The middle stretch of Market Street in San Francisco has befuddled mayors, investors and entrepreneurs for decades. Studded with check-cashing joints, strip clubs and dollar stores, the seven-block strip known as the Mid-Market had resisted cleanup efforts and resolutely remained the same: a seedy place to visit day or night. Even the area’s community groups said they were fearful.
Mid-Market is home to some of the highest vacancy rates in the city for office or retail, despite its proximity to City Hall, which is a few blocks away.
So it seemed implausible that a young company, heralded as one of the technology industry’s next big things, would want to make its headquarters in Mid-Market. But in April 2011, that young company, Twitter, dispelled rumours that it was leaving San Francisco for a nearby city suburb and instead announced it was relocating to Mid-Market. In June 2012, it moved in.
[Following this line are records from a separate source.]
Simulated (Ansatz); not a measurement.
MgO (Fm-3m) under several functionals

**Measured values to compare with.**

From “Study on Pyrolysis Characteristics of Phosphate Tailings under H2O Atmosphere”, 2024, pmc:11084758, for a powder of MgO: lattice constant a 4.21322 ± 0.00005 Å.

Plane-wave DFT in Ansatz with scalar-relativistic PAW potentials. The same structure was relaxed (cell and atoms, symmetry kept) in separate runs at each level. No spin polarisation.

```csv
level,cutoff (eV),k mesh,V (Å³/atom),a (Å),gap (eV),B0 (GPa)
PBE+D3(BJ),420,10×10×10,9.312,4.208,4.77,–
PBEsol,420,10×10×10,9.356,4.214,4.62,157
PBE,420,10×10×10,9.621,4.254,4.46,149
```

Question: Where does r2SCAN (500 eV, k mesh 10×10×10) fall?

Twitter leased space from Shorenstein Properties, a real estate firm based in San Francisco, known for its blue-chip office towers in the Financial District here. Shorenstein bought an 11-storey building in 2011 fronting Mid-Market that had been vacant for five years. For them, it made sense to buy the undervalued Art Deco landmark built in 1937, which had some of the most spacious floor plans in the city at a time when office space was tight. Twitter signed a lease until 2021 for 295,000 square feet in the building and could expand that as its work force grows. “In our gut, we believed if we changed it, they would come. We thought it would be a real catalyst for the neighbourhood,” said Charles W Malet, chief investment officer for Shorenstein Properties.
Now 15 other companies, like Spotify, Square and Yammer, emboldened by Twitter’s move and a city tax incentive that largely exempts them from city payroll taxes if they relocate to the Mid-Market, have committed to take 1.3 million square feet in the area, which the city has renamed Central Market. Apartment towers with 5,500 units are in the works, and arts groups, chefs, retailers and even a venture capital firm have taken up residence.